This project is the result of a joint effort by Daniel Deza, Dav Vrat Chadha, and Alfred Xue.
The instructions to use this API are in the Python Notebook itself. This API predicts the Pun word and returns the cofidence for the prediction for RoBERTa, DeBERTa, and the Ensemble.
This repository contains code for implementing RoBERTa and DeBERTa models to locate puns in a given sentence. In addition to the pun detection script, it also includes scripts for collecting and preprocessing data to train, validate and test the models.
The repository includes a Python script for web scraping data from social media platforms like Reddit. The script collects pun-related data and saves it to a text file for further processing.
The collected data is preprocessed using techniques such as tokenization and POS tagging to improve the accuracy of the models. The preprocessed data is included in the repository in the form of pickle files containing sentences annotated with the location of puns.
The preprocessed dataset is used to fine-tune and test pretrained RoBERTa and DeBERTa models for pun detection. The pun detection script uses the trained models to provide predictions and metrics for each input sentence, indicating the presence and location of puns. The script also includes functionality for evaluating the accuracy and performance of the models using various metrics.
To use this repository, clone it to your local machine and run the scripts provided to collect, preprocess and train the data. The preprocessed dataset and trained models can then be used for pun detection.

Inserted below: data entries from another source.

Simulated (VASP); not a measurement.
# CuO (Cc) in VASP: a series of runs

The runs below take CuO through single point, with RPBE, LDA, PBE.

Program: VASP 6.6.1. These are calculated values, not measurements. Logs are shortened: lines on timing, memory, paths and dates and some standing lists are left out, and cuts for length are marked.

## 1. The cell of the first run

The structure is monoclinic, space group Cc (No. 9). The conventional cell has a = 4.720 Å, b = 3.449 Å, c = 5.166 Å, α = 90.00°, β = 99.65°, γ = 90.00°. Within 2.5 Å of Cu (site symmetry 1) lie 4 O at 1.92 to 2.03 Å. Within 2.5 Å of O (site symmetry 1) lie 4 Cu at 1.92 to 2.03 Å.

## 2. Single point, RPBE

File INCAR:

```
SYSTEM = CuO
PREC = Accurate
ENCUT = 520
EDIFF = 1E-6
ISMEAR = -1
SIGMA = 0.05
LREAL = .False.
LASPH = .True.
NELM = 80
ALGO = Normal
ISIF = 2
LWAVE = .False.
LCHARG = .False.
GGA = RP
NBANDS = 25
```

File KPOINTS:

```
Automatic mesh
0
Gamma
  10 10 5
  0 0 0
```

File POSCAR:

This repository provides a comprehensive set of tools for collecting, processing, and analyzing data related to puns in text, and can be used by researchers, data scientists, and NLP enthusiasts for further experimentation and development.
Part of the data used to train this model was sources from SemEval-2017 Task 7 dataset. SemEval-2017 Task 7: Detection and Interpretation of English Puns (Miller et al., SemEval 2017)
These files came from different sources and have been combined together for the first time. The path to these files might not match the path declared in the .py and .ipynb files.